Struggling through another disappointing season, Atlanta Braves third baseman Chipper Jones said he was meeting with team officials Tuesday to discuss his future and acknowledged that he's considering retirement.
Jones declined to comment directly on whether he’ll retire at the end of the season, but it seemed clear that he’s made up his mind and merely needed to work out a settlement with the team over the $28 million in guaranteed money he’s owed for the 2011 and 2012 seasons.
“It’s obvious that it’s something I’ve been thinking about,” said Jones, 38. “I need to go through the proper channels. Once those have all been taken care of, everybody’s questions will be answered.”
Jones, who won the NL MVP award in 1999 and led the league in hitting just two years ago, met before batting practice with team president John Schuerholz, general manager Frank Wren and manager Bobby Cox.
“As best as I can gather right now, he’s thinking about retiring after this year,” Cox said. “But I can’t give a definitive answer.”

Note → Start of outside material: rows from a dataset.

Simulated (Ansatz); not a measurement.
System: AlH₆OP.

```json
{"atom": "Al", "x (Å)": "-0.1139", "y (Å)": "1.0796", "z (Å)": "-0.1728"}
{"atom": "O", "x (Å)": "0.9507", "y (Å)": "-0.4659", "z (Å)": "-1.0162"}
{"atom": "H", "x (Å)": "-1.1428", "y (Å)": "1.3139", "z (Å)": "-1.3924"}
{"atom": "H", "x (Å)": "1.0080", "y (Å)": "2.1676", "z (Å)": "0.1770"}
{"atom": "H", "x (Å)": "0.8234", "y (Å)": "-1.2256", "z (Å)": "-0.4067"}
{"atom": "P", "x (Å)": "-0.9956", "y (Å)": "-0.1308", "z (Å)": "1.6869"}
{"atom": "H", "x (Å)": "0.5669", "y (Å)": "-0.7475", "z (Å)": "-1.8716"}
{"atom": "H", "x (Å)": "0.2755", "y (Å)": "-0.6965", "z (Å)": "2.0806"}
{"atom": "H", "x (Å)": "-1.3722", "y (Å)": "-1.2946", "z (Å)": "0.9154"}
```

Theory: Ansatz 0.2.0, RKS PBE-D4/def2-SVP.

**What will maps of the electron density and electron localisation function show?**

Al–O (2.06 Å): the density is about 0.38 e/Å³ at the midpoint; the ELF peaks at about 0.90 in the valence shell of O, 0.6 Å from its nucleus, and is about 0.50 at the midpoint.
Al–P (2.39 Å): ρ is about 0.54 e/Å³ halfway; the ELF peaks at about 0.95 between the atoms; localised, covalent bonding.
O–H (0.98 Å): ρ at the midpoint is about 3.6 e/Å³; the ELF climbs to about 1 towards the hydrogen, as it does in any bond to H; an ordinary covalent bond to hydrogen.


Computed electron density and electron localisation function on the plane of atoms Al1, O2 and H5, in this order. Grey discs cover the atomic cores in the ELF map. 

Jones told the AP he planned to discuss some “redtape issues” with team officials. Asked if those involved a resolution of his contract, Jones replied, “That would be fair to say.”
This season has been difficult for Jones, although the Braves are leading the NL East. He has battled injuries and was hitting .228 with three homers and 22 RBI heading into Tuesday’s opener of a three-game series against the Tampa Bay Rays.
“Well, anytime you’ve struggled at the plate and you’re having trouble producing, it’s frustrating,” Jones said. “I’m used to being in the middle of everything, but it hasn’t been happening. Hopefully I’ll have a better second half and really help contribute to this team staying in first place.”
Jones has long been the face of the Braves’ offense, helping Atlanta wins its lone World Series title as a rookie in 1995 and significantly contributing to an unprecedented run of 14 straight division titles.
The Los Angeles Dodgers plan to put pitcher Chad Billingsley on the disabled list because of a groin injury. … Arizona traded outfielder Conor Jackson to Oakland for minor league closer Sam Demel. Jackson, 28, was batting .238 with one home run, 11 doubles and 11 RBI in 42 games for Arizona. Oakland manager Bob Geren said he saw Jackson as the A’s regular left fielder. … Minnesota second baseman Orlando Hudson has not been cleared to come off the disabled list. He has an injured left wrist and still can’t swing left-handed without discomfort. … An attorney for the Texas Rangers urged a bankruptcy judge to accept the team’s plan to pay creditors $75 million, saying the deal would not hurt any lenders and would clear the way for a long-delayed sale of the team.